December 24, 2008
Merry Christmas, Happy Chanukah, and best wishes for a fun, joyous, and safe Holiday, whatever you celebrate!
Well, 30 Year Fixed mortgage rates managed to briefly hit a new floor of 4.5% (cost/points varied by the hour) over the last week, after the Fed's Open Market Committee Meeting and subsequent policy statement on December 16. But, don't be fooled by the media - it wasn't the cut of .75% to the Fed Funds Target rate that caused that dip. The overnight lending rate - which the Fed Funds Rate targets - was already trading around .125% before that move. The Fed just brought their target rate down from 1% to where money was already in fact trading.

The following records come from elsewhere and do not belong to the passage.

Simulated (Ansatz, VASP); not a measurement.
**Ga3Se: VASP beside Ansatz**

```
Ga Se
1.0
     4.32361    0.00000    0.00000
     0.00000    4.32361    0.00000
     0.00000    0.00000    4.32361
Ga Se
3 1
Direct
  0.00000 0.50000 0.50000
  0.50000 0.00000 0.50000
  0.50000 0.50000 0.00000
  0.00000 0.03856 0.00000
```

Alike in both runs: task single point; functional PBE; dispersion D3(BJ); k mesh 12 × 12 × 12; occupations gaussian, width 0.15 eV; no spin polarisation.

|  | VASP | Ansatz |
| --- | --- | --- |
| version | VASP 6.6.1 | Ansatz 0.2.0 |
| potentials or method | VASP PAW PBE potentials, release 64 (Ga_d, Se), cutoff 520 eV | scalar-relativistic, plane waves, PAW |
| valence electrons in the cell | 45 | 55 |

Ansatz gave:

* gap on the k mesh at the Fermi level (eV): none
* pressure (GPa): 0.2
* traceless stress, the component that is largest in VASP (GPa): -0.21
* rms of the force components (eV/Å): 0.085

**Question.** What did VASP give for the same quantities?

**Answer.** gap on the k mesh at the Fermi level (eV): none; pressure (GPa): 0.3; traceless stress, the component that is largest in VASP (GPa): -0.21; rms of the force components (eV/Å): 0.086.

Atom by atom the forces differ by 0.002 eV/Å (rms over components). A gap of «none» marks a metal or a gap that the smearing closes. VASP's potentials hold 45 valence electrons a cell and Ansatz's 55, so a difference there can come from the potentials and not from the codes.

What caused the dip to mortgage rates was the Fed's reiteration that they will be buying Mortgage Backed Securities and other securitized debts like credit cards, student, and auto loans, in an effort to recreate that dried up market. Mortgage rates have moved slightly higher over the last few days - mostly due to profit taking by the securities traders - but I expect them to stay in this low range for some time.
We're finally starting to see some focus on the demand side of the housing rebalancing equation, instead of an exclusive focus on stemming incoming supply. I'll go into more detail on those moves in my next letter, where I'll outline my predictions for 2009.
For now, let's review how my thoughts for 2008 panned out.
1) My "word for the year" was Stagflation. I thought we'd go through a period of stagflation with increasing inflation and slowing economic growth. My gut was pretty accurate, as we saw a steady increase in prices across the board, with a spike in July. At the same time our economy began contracting. We've now seen that pricing pressure reverse, but... our economy is continuing to slow down. Next year's word is going to be stagdeflation, but...I'll cover that in my next letter.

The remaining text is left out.